Op-ed: Considering LGBTQ2+ Safety Beyond Stickers

Photo taken by Cheryl Costello at a Peel Pride picnic in 2013, used as part of the author's personal collection.

This week, Peel Regional Police unveiled a “safe place” campaign wherein businesses can place police-branded stickers in windows to demonstrate that they’re safe for LGBTQ2+ members of the community to report or seek safety from hate-motivated crimes. 

I cannot help but ask myself what we should be seeking safety from: the people who do violence to LGBTQ2+ bodies and minds, or the systems that avail themselves of responsibility to meaningfully change the ways they reproduce violence or create entirely new forms of it.

Safety, but for whom?

When you’re part of the LGBTQ2+ community as I am, you learn quickly that safety and the ways we cling to it are based on achieving a largely fictional end. We can feel safe in our homes but not from those who might make laws that change our ability to share those homes with partners on paper. We can feel safe at work but not from gossip, harassment or inappropriate comments. We can feel safe walking down the street, but only so long as we don’t hold hands or show affection. We can feel safe, but only so long as the world understands where your gender fits on the binary. We can feel safe, but not if we’re Trans in nursing homes or want to be surrounded by memories of a life with our partners. We can feel safe, but not from politicians using sexual orientation and gender identity in curriculums as target practice to stretch their proverbial political muscle. We can feel safe but not from the psychological damage that homophobia, biphobia and transphobia do to our communities and who we might be if we did not have to spend a lifetime both making a life, and trying change a world determined to erase us from it. We can feel theoretically included, but I’m still waiting for the day that we all get to truly feel “safe” because the reality is that we do not live in a world where safety is a tangible reality.

Safe places and spaces are necessary for our community, though I wonder: what exactly are we hoping for safety from and who decided that this was the specific form of safety we needed?

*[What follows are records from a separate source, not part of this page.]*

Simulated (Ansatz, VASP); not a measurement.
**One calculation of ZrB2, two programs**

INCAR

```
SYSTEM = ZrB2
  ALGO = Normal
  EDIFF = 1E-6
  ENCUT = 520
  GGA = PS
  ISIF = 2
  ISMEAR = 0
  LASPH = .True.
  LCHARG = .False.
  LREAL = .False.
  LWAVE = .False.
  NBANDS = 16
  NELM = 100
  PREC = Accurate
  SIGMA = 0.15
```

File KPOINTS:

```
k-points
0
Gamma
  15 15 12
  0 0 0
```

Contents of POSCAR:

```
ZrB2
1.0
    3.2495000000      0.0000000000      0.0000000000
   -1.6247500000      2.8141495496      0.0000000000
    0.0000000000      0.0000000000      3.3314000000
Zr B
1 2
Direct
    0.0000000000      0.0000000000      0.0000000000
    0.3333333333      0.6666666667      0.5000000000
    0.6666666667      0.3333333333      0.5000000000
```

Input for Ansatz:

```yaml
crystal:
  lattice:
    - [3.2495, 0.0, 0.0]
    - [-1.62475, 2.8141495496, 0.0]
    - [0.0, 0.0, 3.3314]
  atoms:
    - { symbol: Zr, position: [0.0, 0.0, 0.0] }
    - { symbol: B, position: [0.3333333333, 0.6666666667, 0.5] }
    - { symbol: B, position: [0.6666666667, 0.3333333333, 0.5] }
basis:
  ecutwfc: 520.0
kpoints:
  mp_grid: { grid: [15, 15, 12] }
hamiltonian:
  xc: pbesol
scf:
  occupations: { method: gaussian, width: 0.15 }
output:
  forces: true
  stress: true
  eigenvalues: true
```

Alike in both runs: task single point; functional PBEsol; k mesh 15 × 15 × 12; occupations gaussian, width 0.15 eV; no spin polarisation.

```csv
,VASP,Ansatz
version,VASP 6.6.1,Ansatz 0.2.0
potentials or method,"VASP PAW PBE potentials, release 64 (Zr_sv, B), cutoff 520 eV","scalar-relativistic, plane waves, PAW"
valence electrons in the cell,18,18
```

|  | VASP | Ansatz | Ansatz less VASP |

LGBTQ2+ voices are telling us right now that police presence does not make them feel safe in the Region of Peel. This should be sufficient. Problematizing people who disagree for very real reasons create spaces that harm, erasing lived experiences and ongoing realities. This campaign is primarily for those privileged enough to never experience police violence and who do not wonder if a particular call for help will mean very real harm for them because their life operates in an easy-to-understand way when held up against societal norms. It also uses the financial influence of businesses who place these stickers in their window to reinforce that we don’t need to listen to those telling us that the police do not make them feel safe. This emphasizes barriers and prevents full participation.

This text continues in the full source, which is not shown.